That message was delivered by Town Administrator Jack Healey to Selectmen recently.
Selectmen, who have said they are determined to finally keep hands off the free cash account for operating expenses, agreed that the situation is rapidly coming to a head. But they wondered aloud how the severity of the situation can be communicated to voters who have typically shown little inclination to support Prop 2 1/2 overrides.
An override of nearly $2 million is needed, Mr. Healey said, to address problems with town vehicles, buildings and grounds over the next four years.

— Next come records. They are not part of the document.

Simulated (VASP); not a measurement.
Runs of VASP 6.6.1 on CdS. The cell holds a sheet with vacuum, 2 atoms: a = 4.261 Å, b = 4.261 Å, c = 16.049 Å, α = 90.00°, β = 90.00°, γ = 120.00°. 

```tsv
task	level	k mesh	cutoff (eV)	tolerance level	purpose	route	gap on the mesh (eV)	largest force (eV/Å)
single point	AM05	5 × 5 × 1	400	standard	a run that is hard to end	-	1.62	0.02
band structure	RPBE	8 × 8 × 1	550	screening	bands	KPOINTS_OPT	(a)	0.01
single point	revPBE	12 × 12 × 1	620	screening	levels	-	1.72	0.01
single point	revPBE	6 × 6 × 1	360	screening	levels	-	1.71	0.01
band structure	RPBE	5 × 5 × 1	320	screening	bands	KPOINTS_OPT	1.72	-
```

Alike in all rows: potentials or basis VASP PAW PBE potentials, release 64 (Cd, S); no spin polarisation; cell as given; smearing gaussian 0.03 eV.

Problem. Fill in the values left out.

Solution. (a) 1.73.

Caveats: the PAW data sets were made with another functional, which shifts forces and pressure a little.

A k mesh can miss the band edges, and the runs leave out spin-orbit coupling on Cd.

It has become a “crisis,” Mr. Healey said, and is “a direct result of ignoring basic maintenance and replacement needs of the town for years while using one-time revenue, free cash and surpluses to balance budgets instead,” he told Selectmen.
“Even with a $2 million override it will take a number of years to dig out of the hole,” he added.
The impact will not be as painful for homeowners as it sounds, the administrator suggested.
Approving the override would require an estimated tax increase of 69.3 cents per thousand dollars of assessed value, the town’s assessor has calculated.
For the owner of a house valued at $296,500, the median value of Westport’s 5,761 single family homes, that would mean a tax increase of $205. That would break down to $17 a month, $3.98 a week or 57 cents a day, Mr. Healey said.
Even put that way, Selectmen said an override faces long odds.
“We’ve tried the coffee-a-day thing and it didn’t work,” said Selectman Steven J. Ouellette, who said that a debt exclusion approach might stand a better chance of success. By approving a debt exclusion, a community calculates its annual levy limit under Proposition 2½, then adds the excluded debt service cost. The amount is added to the levy limit for the life of the debt only and may increase the levy above the ceiling.
Selectman Craig Dutra agreed that convincing voters will be a challenge. He said previous failed attempts have lacked a “sense of urgency” and that rejecting overrides may not seem to have produced much in the way of dire results such as layoffs and service cuts.
There needs to be a “groundswell of support” for a Prop 2 1/2 request to succeed, he said.
Selectmen have already agreed draw around $500,000 from the free cash surplus account to address pressing capital budget needs including $567,000 on the town side and $829,000 from the school side — a total of $1.39 million this year alone, Mr. Healey said.
He said that, “at this point in the budge process we have cut town departments by nearly $600,000.” The school superintendent has been asked to prepare a budget that is “just $150,000 higher than last year” while school contractual obligations will rise by $307,000. Added to the school woes is the fact that a new school bus contract will need to account for health insurance for the first time.
School administrators had been asked to draft a list of improvements needed “to give students the tools they need:” That list totals about $1 million.